The Seahawks have no such luxury. Matt Hasselbeck is past his prime, and there are holes all over his roster. Again, brutal honesty: the Seahawks made the playoffs last year only by circumstances, special-teams, and pure dumb luck. Their rebuild is much more dependent on the draft. (But do the Seahawks gain the luxury of delayed gratification if there will be no NFL season this year?)
So it's legitimate to ask, do we put off the rebuild a little bit if it means better talent to choose from, or should we start grabbing players now? A lot of folks won't like delaying the improvement of the team, and I understand. They want to hasten the rebuild, and they think as many picks as possible will do that. But that has to be balanced against the potential value of each draft round.

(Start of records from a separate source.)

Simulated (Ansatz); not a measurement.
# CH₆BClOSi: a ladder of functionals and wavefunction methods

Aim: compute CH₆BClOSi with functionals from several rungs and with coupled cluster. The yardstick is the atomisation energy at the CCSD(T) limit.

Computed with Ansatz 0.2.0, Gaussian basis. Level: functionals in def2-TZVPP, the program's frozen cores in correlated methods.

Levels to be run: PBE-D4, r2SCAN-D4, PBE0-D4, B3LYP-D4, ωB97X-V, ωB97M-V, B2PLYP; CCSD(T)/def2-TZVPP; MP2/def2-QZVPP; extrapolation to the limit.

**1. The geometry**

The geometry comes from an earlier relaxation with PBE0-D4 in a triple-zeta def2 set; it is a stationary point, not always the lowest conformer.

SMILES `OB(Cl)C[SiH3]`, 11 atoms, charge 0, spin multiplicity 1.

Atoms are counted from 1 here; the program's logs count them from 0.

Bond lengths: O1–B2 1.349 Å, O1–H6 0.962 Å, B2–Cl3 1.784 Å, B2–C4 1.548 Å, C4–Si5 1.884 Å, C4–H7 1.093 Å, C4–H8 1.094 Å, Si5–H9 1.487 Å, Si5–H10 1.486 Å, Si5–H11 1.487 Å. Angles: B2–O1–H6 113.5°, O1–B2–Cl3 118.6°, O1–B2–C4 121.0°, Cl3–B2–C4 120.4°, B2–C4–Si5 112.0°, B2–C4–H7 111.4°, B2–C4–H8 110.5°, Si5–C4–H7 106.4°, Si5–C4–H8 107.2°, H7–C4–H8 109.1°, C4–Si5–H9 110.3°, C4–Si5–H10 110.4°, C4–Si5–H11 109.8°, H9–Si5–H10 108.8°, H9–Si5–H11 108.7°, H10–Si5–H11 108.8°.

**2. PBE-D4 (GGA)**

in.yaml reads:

I personally am okay with waiting if it means picking from a better talent pool. The regenerating Pats defense, and most championship rosters for that matter, are held together by talent from the first two rounds. DT Vince Wilfork, LB Brandon Meriweather, LB Jerod Mayo, DE Ty Warren, CB Devin McCourty, and G Logan Mankins all went in the first round. T Matt Light, T Sebastian Vollmer, S Patrick Chung, and TE Rob Gronkowski came from the second. This is the core of the team we're talking about here. Seattle needs a core, and cores don't come from anywhere except the top rounds.
(And yes, I know Tom Brady and Matt Cassel were both very late picks, as was Matt Hasselbeck. Good luck duplicating that success. There are literally two dozen Mike Teels for every Brady in the last three rounds.)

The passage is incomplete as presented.